In this post, Cloud Architect, Tim Perry, suggests that we are ‘crossing the chasm’ of cloud adoption and approaching a boom in cloud consumption.
Let’s face it. The cloud is here to stay.
We are still seeing the cloud adoption trend continue to grow.
I won’t delve too much into the statistics as there are plenty to be found on the internet that supports this. However, I believe we are at a critical point in history. We live in an age of information that is increasingly becoming more distributed thanks to the advent of cloud computing.

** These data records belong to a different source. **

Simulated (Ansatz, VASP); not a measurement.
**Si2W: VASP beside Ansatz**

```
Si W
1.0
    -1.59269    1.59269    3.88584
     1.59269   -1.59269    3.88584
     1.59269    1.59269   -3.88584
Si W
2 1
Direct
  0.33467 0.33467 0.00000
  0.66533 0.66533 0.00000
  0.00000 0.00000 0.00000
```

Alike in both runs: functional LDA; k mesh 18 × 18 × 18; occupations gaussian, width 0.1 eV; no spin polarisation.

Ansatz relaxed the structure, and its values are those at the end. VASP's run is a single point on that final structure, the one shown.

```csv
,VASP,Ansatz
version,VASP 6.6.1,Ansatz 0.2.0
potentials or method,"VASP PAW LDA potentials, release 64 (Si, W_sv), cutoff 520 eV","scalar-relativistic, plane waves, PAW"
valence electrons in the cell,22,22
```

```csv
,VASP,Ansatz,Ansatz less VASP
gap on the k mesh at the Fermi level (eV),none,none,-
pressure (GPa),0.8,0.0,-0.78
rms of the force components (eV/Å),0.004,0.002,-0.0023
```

Let’s look at some context.
Diffusions of innovations
When we consider the adoption of technology, we know that some are market-defining, revolutionary innovations and the vast majority fail to make an impact and are ultimately forgotten by history. The Theory (or law) of Diffusions of Innovations, is ‘a theory that seeks to explain how, why, and at what rate new ideas and technology spread.’
It’s also known as the Technology Adoption Lifecycle, which has a more discrete definition:
“…a sociological model that describes the adoption or acceptance of a new product or innovation, according to the demographic and psychological characteristics of defined adopter groups.”.
‘Innovators’ are the ones that truly believe in the adoption of new technology. These people are passionate about seeing innovation make its way onto centre-stage. These people can be found queuing for hours-on-end outside an Apple store for the latest iPhone despite knowing they can easily walk in later that day and still manage to grab hold of one. For any technology to progress its way into the market, it needs roughly 2.5% of these innovators to adopt it.
However, it is widely agreed that it is the next group, the ‘Early Adopters’, that are responsible for driving progress towards the critical mass. It is usually at this point in the lifecycle that technology either makes it or breaks it.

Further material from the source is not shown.